Finding the complex fourier series of the function $x^2\sin(x)$ in the interval $[{-\pi}, \pi]$?

Question

This forms part of a project I am doing and I wish to see how well complex fourier series approximates a smooth curve such as this one. After tedious integration by parts, I have attained an answer which has imaginary numbers in, although I have been advised that $C_{n}$ must be real.

Ignoring that, when trying to plot what I have derived to see how well it approximates the original function, the graph is not much like the original function. I have checked my work repeatedly but I must have made an error.
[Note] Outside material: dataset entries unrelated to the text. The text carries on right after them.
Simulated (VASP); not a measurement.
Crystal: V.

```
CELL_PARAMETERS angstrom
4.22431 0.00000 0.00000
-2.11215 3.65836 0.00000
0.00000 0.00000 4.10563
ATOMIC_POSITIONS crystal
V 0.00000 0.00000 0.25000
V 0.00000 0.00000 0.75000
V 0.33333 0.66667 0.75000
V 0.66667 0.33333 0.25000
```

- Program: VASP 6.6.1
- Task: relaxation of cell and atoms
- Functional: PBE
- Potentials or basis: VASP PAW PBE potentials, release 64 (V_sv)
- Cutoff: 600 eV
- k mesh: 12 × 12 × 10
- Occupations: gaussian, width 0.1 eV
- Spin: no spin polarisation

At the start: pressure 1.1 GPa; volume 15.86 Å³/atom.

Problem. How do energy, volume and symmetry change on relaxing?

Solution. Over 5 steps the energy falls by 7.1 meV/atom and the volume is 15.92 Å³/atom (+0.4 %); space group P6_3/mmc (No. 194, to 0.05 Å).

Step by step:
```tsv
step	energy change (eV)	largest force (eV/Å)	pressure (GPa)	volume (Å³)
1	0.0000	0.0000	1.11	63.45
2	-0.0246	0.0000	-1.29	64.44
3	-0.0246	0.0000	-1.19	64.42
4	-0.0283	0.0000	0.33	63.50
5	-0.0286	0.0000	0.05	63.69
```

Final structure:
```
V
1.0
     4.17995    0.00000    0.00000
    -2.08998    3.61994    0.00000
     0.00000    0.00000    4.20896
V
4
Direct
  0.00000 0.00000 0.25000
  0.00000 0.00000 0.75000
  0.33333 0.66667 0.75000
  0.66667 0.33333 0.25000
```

The answer I have attained is: $\sum_{n=-N}^{N} \Bigg(\dfrac{i(-1)^n}{(n-1)^2} - \dfrac{i(-1)^n}{(n+1)^2} \Bigg) e^{inx}$

If this answer is correct, is the fact that the fourier series is trying to approximate a smooth function mean it's hard to be correct? The discontinuous functions I have approximated have worked brilliantly with a suitably large n.

Any help with this would be greatly appreciated!

Answer 1

The coefficient I get is

$$\frac{4 i (-1)^n n}{(n^2-1)^2},$$ which is not the same as yours.

For $n = 1,$ mathematica gives $$-\frac{1}{6} i \pi \left(2 \pi ^2-3\right)$$

and for $n=-1,$ $$\frac{1}{6} i \pi \left(2 \pi ^2-3\right)$$

Answer 2

The Fourier series for $x^2$ on $(-\pi,\pi)$ is $$ \frac{\pi^2}3 + 4 \sum_{n=1}^\infty \frac{(-1)^n}{n^2} \cos nx \\ = \frac{\pi^2}3 + 2 \sum_{n=-\infty\atop n\ne 0}^\infty \frac{(-1)^n}{n^2} e^{inx} $$ So the Fourier series for $e^{ix} x^2$ is $$ \frac{\pi^2}3e^{ix} + 2 \sum_{n=-\infty\atop n\ne 1}^\infty \frac{(-1)^{n+1}}{(n-1)^2} e^{inx} $$ So the Fourier series for $\sin(x) x^2 = \frac1{2i} (e^{ix}-e^{-ix}) x^2$ is $$ \frac{\pi^2}3 \sin(x) + i\sum_{n=-\infty\atop n\ne 1}^\infty \frac{(-1)^{n}}{(n-1)^2} e^{inx} - i\sum_{n=-\infty\atop n\ne -1}^\infty \frac{(-1)^{n}}{(n+1)^2} e^{inx} $$ So if $n \ne \pm 1$, then the Fourier coefficient of $e^{inx}$ is $$ i(-1)^n \left(\frac{1}{(n-1)^2}- \frac{1}{(n+1)^2}\right) $$ and this is the same as Igor Riven's answer. The cases $n=\pm1$ need to be calculated separately, but will be easy (basically the above with the divisions by zero replacing the offending term by what comes from the $\frac{\pi^2}3 \sin(x)$ term).